Easy Vegetable Fried Rice


  • 1 ½ tbsp sesame oil
  • 1 tbsp minced garlic
  • 1 tbsp minced ginger
  • 1/3 cup thinly sliced carrots*
  • 2 cups cooked rice
  • 1 egg
  • 1 cup broccoli*
  • ½ cup peas*
  • ½ cup green beans*
  • 1 tbsp butter
  • dash of sugar
  • soy sauce to taste


  1. In large pan or wok, heat your sesame oil over medium heat. (Vegetable oil works fine here, but the sesame oil gives it an authentic, nutty flavor.) Throw in the garlic and ginger and fry that up for about a minute. Add the carrots (if you’re using them) and stir quickly for a minute or two. Then add the rice.
  2. Now here’s where you add the soy sauce. Use as much as you would like, depending on the level of saltiness you want in your rice.
  3. Let that sizzle while you whip your egg in a small bowl. Move your rice to the edges of the pan so you have an empty space in the middle. Add the egg and scramble it up. When it looks close to being cooked, stir the rice back into the middle of the pan. BAM – egg fried rice.
  4. Next, throw in the broccoli and peas or other blanched vegetables of your choice. Add the sugar and stir for a couple minutes, then add the butter. Once the butter is melted through, let the rice sit there. Let it sizzle. Listen carefully – that’s the rice at the bottom getting crispy. Getting salty. Getting burnt-buttery. Getting awesome.
  5. And that’s it! Plate it up and enjoy.
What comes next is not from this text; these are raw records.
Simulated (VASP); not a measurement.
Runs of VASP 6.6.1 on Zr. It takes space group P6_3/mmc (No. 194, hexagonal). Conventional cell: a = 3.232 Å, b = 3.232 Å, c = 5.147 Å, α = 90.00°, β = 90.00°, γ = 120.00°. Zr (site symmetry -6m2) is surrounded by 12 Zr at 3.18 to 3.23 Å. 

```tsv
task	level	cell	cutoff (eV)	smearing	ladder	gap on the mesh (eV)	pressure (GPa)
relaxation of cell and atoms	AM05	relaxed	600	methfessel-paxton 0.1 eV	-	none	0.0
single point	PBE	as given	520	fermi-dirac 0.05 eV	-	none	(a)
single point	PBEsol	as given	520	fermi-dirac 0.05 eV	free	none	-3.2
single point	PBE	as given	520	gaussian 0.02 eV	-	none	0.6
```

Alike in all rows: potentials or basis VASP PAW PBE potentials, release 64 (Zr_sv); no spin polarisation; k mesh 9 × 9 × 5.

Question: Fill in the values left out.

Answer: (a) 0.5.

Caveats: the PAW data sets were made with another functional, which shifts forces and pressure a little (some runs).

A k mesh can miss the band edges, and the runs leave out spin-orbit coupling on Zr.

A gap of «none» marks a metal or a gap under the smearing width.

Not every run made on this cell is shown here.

You can use any mix of vegetables you like – this is just what I happened to have around. First blanch any raw green vegetables by sticking them in a pot of boiling water for a couple of minutes and then draining them. If you’re using frozen vegetables, follow the package cooking instructions, but stop shy of three minutes of cooking time so they don’t get mushy.